Just 'cause you got a rocking horse don't mean you can rock.

Jerk McJerkface posted:

Any financial support experience? And where do you live on the Island?

Unfortunately not, the company I work for is a small, niche marketing firm.

I live in Long Beach, a 55 minute ride on the LIRR to Penn. I'm the strange guy who actually likes the commute (I go into the city a lot in evenings and weekends, even on days I don't have class).

Model Camper
Feb 12, 2008

Just 'cause you got a rocking horse don't mean you can rock.

Jerk McJerkface posted:

If you haven't supported them, then it's hard to explain.

But imagine, you're a circus performer, and whlie walking a tightrope, you have to juggle running chainsaws. However, these chainsaws are also on fire, shoot laserbeam, and are electrified. You are also wearing a suit made out of bees.

Seriously, though, it's different than just keeping a network up and running. You have to maintain 100% uptime, at all times. Any outage can costs the traders hundreds of thousands of dollars. Any packet-loss is unacceptable, because Bloomberg, TT, Redi, and the other apps they use will freak out with just a couple missing packets.

It's pretty stressful, but you're also not constrained by the limits of a budget, they understand they need you, so they give you the freedom you need to install what you want. It has it's pros and cons, like everything else.

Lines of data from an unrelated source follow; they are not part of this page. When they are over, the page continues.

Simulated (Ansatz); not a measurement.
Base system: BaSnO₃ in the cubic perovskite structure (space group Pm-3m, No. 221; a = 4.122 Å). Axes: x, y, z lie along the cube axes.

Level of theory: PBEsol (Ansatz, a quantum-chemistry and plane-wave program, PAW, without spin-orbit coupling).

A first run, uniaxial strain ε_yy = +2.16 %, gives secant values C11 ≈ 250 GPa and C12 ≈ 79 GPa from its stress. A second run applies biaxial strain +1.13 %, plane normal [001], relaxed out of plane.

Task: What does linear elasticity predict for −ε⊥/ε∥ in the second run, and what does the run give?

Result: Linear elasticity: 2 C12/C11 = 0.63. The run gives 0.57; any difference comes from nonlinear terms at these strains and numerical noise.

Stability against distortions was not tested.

The reason it's required if you want a job supporting them is that if you don't understand the terminology they use, and the way they and markets work, it's very hard for you to manage applications that they need.

A lot of the people I went to undergrad with went this route straight out of school (I've got friends at Bloomberg) or the ERP consulting route (Accenture) and we've often talked about what we do day to day. They made a lot more money than I did taking my general sys admin job at a small company but now, a few years later, I've got a really broad set of skills and they're focused on one or two specific support tasks. Yeah, they still make more money (they also work in NYC and I work on LI right now) but I'm happy with the route I chose.

Not that there's anything wrong with it, of course. But like Jerk McJerkface said, it takes a certain kind of person and experience to work with finance people.